SARTA demands changes to privacy laws


Industry group wants government action on privacy laws so operators are notified when their drivers are caught using drugs

May 22, 2012

The South Australian Road Transport Association (SARTA) wants changes to privacy laws, saying truck owners and the public deserve to know when drivers are caught using drugs.

SARTA Executive Director Steve Shearer believes the change to South Australia’s Privacy Act will benefit the industry and the community.

"The public interest in enabling police and the truck owners to manage and correct the unsafe behaviour of a minority of truck drivers who are law-breaking [and] dangerous must be put ahead of the individual privacy rights of those few irresponsible idiots in our industry," Shearer says.

"Instead of the public and media just getting cranky with the trucking industry over drugs, they should round on the [South Australian] Government over its irresponsible and tardy response to this important road safety issue."

Shearer has questioned why the government has not acted, saying it has told SARTA it supports the group’s position.

"It can be six months and even two years before a truck driver found on drugs is processed through the courts and even then the truck owner may never be told," Shearer says.

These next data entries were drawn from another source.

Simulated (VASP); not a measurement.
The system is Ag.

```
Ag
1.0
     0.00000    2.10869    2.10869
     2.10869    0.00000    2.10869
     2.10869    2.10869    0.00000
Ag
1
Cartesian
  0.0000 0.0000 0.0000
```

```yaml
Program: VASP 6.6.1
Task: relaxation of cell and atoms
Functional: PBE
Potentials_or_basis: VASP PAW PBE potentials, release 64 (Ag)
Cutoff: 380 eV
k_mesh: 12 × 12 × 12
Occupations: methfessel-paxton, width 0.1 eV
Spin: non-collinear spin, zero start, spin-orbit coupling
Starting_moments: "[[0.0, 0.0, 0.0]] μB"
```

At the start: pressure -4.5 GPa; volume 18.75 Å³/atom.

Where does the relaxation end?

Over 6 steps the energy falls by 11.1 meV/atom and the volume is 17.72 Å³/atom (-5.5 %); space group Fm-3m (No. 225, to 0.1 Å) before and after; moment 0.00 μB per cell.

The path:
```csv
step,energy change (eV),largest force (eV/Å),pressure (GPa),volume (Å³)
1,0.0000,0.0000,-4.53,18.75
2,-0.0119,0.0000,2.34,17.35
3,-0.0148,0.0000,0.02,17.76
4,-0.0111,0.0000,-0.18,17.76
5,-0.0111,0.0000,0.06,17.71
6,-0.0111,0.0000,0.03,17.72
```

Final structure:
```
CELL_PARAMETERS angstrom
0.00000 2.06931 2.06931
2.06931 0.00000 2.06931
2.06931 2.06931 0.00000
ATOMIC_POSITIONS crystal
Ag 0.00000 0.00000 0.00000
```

"How many lives are put at risk on the road every day in the meantime, all because the government is either too nervous about privacy or because it just doesn’t give the issue enough priority to actually fix the problem and empower the police to advise the truck owners?

"We support what the police are doing and we share their aim or eradicating what the police have repeatedly labelled as a recalcitrant small minority of truck drivers who stupidly and irresponsibly continue to use drugs when driving."